The relationship at the birth of America was anything but special. Indeed, it took until World War II for the relationship to become close. The phrase was not used until Winston Churchill spoke about it in 1946. Since those days, many a British Prime Minister has claimed that he or she was standing shoulder to shoulder with the US President of the time. If that was true, every PM would have needed a soap box to stand on.

The post-World War II history of relations between US and UK does not demonstrate a consistent, unbroken alliance. There have been times when it could be best described as frosty, difficult and embarrassing. For example, PM Harold Macmillan patronized JFK when stating that it was Britain’s historical duty to guide the power of the United States as the ancient Greeks had the Romans. Kennedy was not impressed. Macmillan wanted to broaden the special relationship beyond Churchill’s concept into a more inclusive "Atlantic Community". JFK wanted none of it.

The relationship was tested severely by the Skybolt missile crisis of 1962, when JFK unilaterally cancelled a joint US/UK project. He did not inform the British beforehand. Tensions were exacerbated when Dean Acheson, a former Secretary of State, challenged publicly the existence of the special relationship as he marginalized the British contribution to the Western Alliance.

British PM Harold Wilson recast the alliance as a 'close relationship' but Wilson's attempt to mediate in Vietnam was not welcomed by President Lyndon Johnson. “I won't tell you how to run Malaysia and you don’t tell us how to run Vietnam,” LBJ supposedly told Wilson in 1965. When US Defense Secretary Robert McNamara asked Britain to send troops to Vietnam as 'the unwritten terms of the Special Relationship', Wilson refused to commit regular forces. Thereafter, the relationship between LBJ and Wilson was soured, if not torn apart.

PM Ted Heath preferred a ‘natural relationship’ and stressed that the special relationship was not part of his vocabulary. The Heath-Nixon era was dominated by the United Kingdom's 1973 entry into the  EEC. Although the two leaders' 1971 Bermuda communiqué restated that Britain’s entry to the EEC served the interests of the Atlantic Alliance, American observers voiced concern that the British government's membership would impair its role as an honest broker.

Indeed, Nixon sought to impede the EEC's inclusion in the relationship through an economic policy which dismantled the post-war international monetary system and sought to force open European markets for US exports. The personal relationship at the top of government became less than special. Heath, it has been alleged, hardly dared make a phone call to Richard Nixon for fear of offending his new Common Market partners.

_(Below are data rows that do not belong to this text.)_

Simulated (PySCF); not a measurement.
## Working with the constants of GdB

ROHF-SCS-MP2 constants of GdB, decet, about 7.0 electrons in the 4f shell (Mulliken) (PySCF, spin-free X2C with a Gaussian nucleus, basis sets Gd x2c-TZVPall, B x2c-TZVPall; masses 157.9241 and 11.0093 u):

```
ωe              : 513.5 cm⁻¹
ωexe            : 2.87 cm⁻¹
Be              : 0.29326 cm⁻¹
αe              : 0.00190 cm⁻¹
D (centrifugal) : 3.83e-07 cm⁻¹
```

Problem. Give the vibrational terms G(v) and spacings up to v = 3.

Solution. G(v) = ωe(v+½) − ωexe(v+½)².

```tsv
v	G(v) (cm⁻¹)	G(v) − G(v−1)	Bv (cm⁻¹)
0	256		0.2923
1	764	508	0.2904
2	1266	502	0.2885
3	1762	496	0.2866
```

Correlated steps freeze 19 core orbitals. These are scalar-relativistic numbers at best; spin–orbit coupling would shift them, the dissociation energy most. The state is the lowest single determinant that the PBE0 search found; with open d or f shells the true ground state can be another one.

The personal friendship between President Reagan and PM Thatcher rekindled the relationship. Apart from liking each other, they shared a commitment to the philosophy of the free market, low taxes, limited government and a strong defence. They both rejected détente and were determined to win the Cold War. Thatcher summed up her understanding of the special relationship at her first meeting with Reagan in 1981: "Your problems will be our problems and when you look for friends we shall be there."

In 1982, Thatcher and Reagan reached an agreement to replace the British Polaris fleet with a force equipped with US-supplied Trident missiles. The warmth between the two principals was momentarily chilled by Reagan's initial failure to support UK in the Falklands War but this was countered by the anglophile US Defence Secretary, Caspar Weinberger, who provided strong support in terms of intelligence and munitions.

The election of PM Tony Blair in 1997 brought an opportunity to revive what President Clinton called the ‘unique partnership’. At his first meeting with his new partner, the President said: "Over the last fifty years our unbreakable alliance has helped to bring unparalleled peace and prosperity and security. It's an alliance based on shared values and common aspirations."

Co-operation with the US still had the potential to embarrass Blair, as he strove to balance it with his own leadership role in the EU. Enforcement of Iraqi no-fly zones and US bombing raids on Iraq dismayed EU partners. However, as the leading international proponent of humanitarian intervention, the hawkish Blair bullied Clinton to back diplomacy with force in Kosovo in 1999, pushing for deployment of ground troops to persuade the president "to do whatever was necessary" to win.

The personal diplomacy by Blair and George W. Bush further served to highlight the special relationship. Despite their political differences on non-strategic matters, their shared beliefs and responses to international crises led to a common purpose, especially following the 9/11 attacks. Blair was convinced of the importance of moving against the perceived threat to world peace, pledging to stand ‘shoulder to shoulder’ with Bush.

Although PM Gordon Brown stated his support for the United States on assuming office in 2007, he appointed ministers to the Foreign Office who had been critical of both aspects of the relationship and recent US policy. On meeting with Brown in March 2009, President Obama reaffirmed that 'Great Britain is one of our closest and strongest allies and there is a link and bond there that will not break.’ However, commentators unfairly noted the recurring use of 'special partnership' by White House Press Secretary Robert Gibbs , supposedly signalling an effort to recast the relationship as less than close.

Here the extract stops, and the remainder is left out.